I'm sure this widens out into any cultural divisions--ach, I can't explain it!  I was thinking female/male, now imperial/regional, .  But then--heh!--in the diary I was also pondering the connection of music to mimicry, where (ponder ponder!) you need a certain size of culture (the cities?  The birth of cities always reminds me of margouillat!) before it naturally treats itself as the object(s) rather than assuming human ears as the subject and the non-human sounds as the objects to be mimicked or....I'm sure there's a word...brought somehow into the world of human...expression?

Yes, a huge subject!

Don't fight forces, use them R. Buckminster Fuller.

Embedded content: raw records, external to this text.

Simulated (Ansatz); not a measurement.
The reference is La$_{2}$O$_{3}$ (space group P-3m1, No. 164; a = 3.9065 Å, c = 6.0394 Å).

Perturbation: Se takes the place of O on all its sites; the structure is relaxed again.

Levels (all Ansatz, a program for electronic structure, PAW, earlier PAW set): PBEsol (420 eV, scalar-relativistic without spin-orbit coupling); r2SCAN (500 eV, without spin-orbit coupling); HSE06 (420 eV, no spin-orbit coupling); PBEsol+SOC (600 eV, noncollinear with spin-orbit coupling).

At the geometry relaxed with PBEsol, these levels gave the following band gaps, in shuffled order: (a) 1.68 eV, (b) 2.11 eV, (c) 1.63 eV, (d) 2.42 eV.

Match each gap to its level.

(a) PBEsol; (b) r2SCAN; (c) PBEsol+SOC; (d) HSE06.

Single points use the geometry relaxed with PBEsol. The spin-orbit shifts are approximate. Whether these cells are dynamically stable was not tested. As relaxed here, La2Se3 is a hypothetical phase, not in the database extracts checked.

by rg (leopold dot lepster at google mail dot com) on Thu Mar 27th, 2008 at 06:23:41 AM EST
[ Parent ]
I'm intrigued by the crossover aspect--where music (including voice intonation--detonation--you said it better!) won't fit in the box, maybe in spite of the desires of the composer(s); or even vice versa: where an individual or group strenuously try to break out of the box, but the wider culture-gravity...

I'm curious, what do you mean with the latter?

I think this culture-style thing is fuzzier than that, and fuzzier than I first made it. Even if say French hip-hop is not like US-American English hip-hop, it's still different from what was there. The combination (language+style) has to work, meaning changes to both, and I would even say there will be a change (enhancement, addition, new variant) the 'entire' language. In the example, I mean both English in which it grew originally and French into it it was transplanted and then grew on on its own. I think "self-consciously nationalist music" is a somewhat different thing; not in practice: it also involves creative adaptation of styles from outside; but in its ideology: the focus is not in the mixing and fitting but on the creation of categoric separation.

*Lunatic*, n.
One whose delusions are out of fashion.

by DoDo on Thu Mar 27th, 2008 at 07:43:23 AM EST
[ Parent ]
I'm curious, what do you mean with the latter?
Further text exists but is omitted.